ICBA and other groups asked the Labor Department to extend by 60 days the comment period on its proposal to increase the number of employees who are entitled to overtime compensation.

Joint Letter: The groups said the proposed rulemaking includes a nearly 55% increase in the minimum overtime salary threshold and automatically updates the threshold every three years, which would have a massive impact on the economy. They said additional time is needed to analyze the proposal and fully assess its potential impact.

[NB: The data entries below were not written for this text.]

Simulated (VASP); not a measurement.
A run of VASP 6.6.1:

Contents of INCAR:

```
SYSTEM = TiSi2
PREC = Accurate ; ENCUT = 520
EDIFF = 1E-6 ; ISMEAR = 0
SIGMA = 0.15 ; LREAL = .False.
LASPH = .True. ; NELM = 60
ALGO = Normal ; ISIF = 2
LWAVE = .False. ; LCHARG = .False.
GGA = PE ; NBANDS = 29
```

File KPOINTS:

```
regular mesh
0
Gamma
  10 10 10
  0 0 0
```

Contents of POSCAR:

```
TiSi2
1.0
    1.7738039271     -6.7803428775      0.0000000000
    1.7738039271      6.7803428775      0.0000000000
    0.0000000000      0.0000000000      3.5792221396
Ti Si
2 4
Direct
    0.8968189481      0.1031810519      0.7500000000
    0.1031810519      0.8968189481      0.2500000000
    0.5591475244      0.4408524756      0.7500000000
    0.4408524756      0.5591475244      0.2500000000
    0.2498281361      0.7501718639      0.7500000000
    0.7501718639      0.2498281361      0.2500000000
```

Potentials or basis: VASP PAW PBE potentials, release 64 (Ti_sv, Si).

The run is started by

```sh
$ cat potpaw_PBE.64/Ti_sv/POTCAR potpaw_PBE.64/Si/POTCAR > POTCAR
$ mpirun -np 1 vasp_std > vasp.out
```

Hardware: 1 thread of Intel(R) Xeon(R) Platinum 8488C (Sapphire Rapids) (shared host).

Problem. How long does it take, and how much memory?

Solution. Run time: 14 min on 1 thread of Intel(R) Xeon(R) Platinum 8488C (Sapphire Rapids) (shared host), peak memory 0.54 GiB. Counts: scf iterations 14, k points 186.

Overtime Proposal: The Labor Department’s proposed rulemaking would raise the threshold for exempt salaried employees from $35,568 to $55,068 annually, requiring businesses to extend overtime pay to a greater number of executive, administrative, and professional workers.

Background: The Labor Department in 2019 issued an overtime final rule that was based on its 2004 overtime methodology, as advocated by ICBA. That final rule—which came after a federal judge in 2017 struck down a rule issued in 2016—increased the salary level test from $23,660 to $35,568 per year and the total annual compensation level for "highly compensated employees" from $100,000 to $107,432 per year.

Roundtable Today: The Small Business Administration’s Office of Advocacy today is hosting the second of two roundtable discussions on the proposal. Banks with less than $850 million in assets—which are defined as small businesses by the SBA—are invited to join the roundtable, which is scheduled for 1 p.m. (Eastern time).